Bad Girls of Fashion: Style Rebels from Cleopatra to Lady Gaga by J. Croll
Jennifer Croll. Bad Girls of Fashion: Style Rebels from Cleopatra to Lady Gaga. Illustrated by Ada Buchholc. Annick Press, 2016.
Vancouver journalist and fashion historian Jennifer Croll, author of Fashion that Changed the World (2014), has here shifted gears to acquaint younger readers with the role of fashion in the history of women’s empowerment and liberation. Through the lens of biography, Croll traces the gradual rise of Girl Power reflected in, and partly driven by, the fashion choices of forty women, all of them “Style Rebels.” She divides them into ten categories that include Leaders, Modernizers, Instigators, Gender-Benders, Radicals, Decadents, and Freaks.
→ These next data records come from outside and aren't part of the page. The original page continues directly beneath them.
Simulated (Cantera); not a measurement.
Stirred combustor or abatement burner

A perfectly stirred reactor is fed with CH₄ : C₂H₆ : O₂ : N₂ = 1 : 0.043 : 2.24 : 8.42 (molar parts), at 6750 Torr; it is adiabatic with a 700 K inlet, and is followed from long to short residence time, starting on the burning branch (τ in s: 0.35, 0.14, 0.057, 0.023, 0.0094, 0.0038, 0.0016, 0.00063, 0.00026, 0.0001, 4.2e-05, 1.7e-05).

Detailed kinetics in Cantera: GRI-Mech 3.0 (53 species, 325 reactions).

Egypt’s Queen Cleopatra VII and England’s Queen Elizabeth I crafted their regal images partly through their fashion choices; Cixi, the Dowager Empress of China, also outlawed the binding and deforming of girls’ feet; the excesses of Frances’s Queen Marie Antoinette helped to seal her doom; Amelia Bloomer and George Sand (aka Aurore Dupin) scandalized nineteenth-century society by shunning traditional women’s clothing; Coco Chanel replaced traditional corsetry and petticoats with comfortable fashions (and gave the world an eponymous perfume); fashion magazine editors Diana Vreeland and Anna Wintour reigned as arbiters (many said “dictators”) of late-twentieth-century fashion; artists as geographically and culturally diverse as Japan’s Yoko Ono and Rei Kawakubo and Mexico’s Frida Kahlo influenced fashion with their idiosyncratic styles; movie stars such as Louise Brooks, Marlene Dietrich, Marilyn Monroe, Diane Keaton, and Cher Bono became trend-setters in fashion by expanding acceptable boundaries of femininity and gender; while pop-star singers Madonna, Lady Gaga, Björk, Rihana, Nicki Minaj, Beth Ditto, and the ladies of Pussy Riot pushed still further the limits of attention-grabbing self-expression in their attire (or lack of it).
Croll’s cast of characters is a large one—this is only a partial list—but one that she stage-manages adroitly. It’s also one that could have been considerably expanded; one notes, for example, the absence of such iconic, fashion trend-setters as Katherine Hepburn and pioneer aviator Amelia Earhart. Book designer Natalie Olsen has provided a stunning layout, one awash in bold colours, and illustrated with both photographs and original, caricature portraits by Polish illustrator Ada Buchholc. In this serious contribution to social history, the author neither shuns, nor sensationalizes, but treats lightly some of her subjects’ love affairs, marital infidelities, sexual preferences, and the role and influence of Lesbian fashions. These nonetheless mark this excellent book as one best suited to older, the publishers suggest ages 12+, and adult readers. Recommended for all public, high-school, and academic curriculum libraries, as well as specialized women’s studies collections.
Highly Recommended: 4 out of 4 stars
Reviewer: Merrill Distad
Historian and author Merrill Distad enjoyed a four-decade career building libraries and library collections.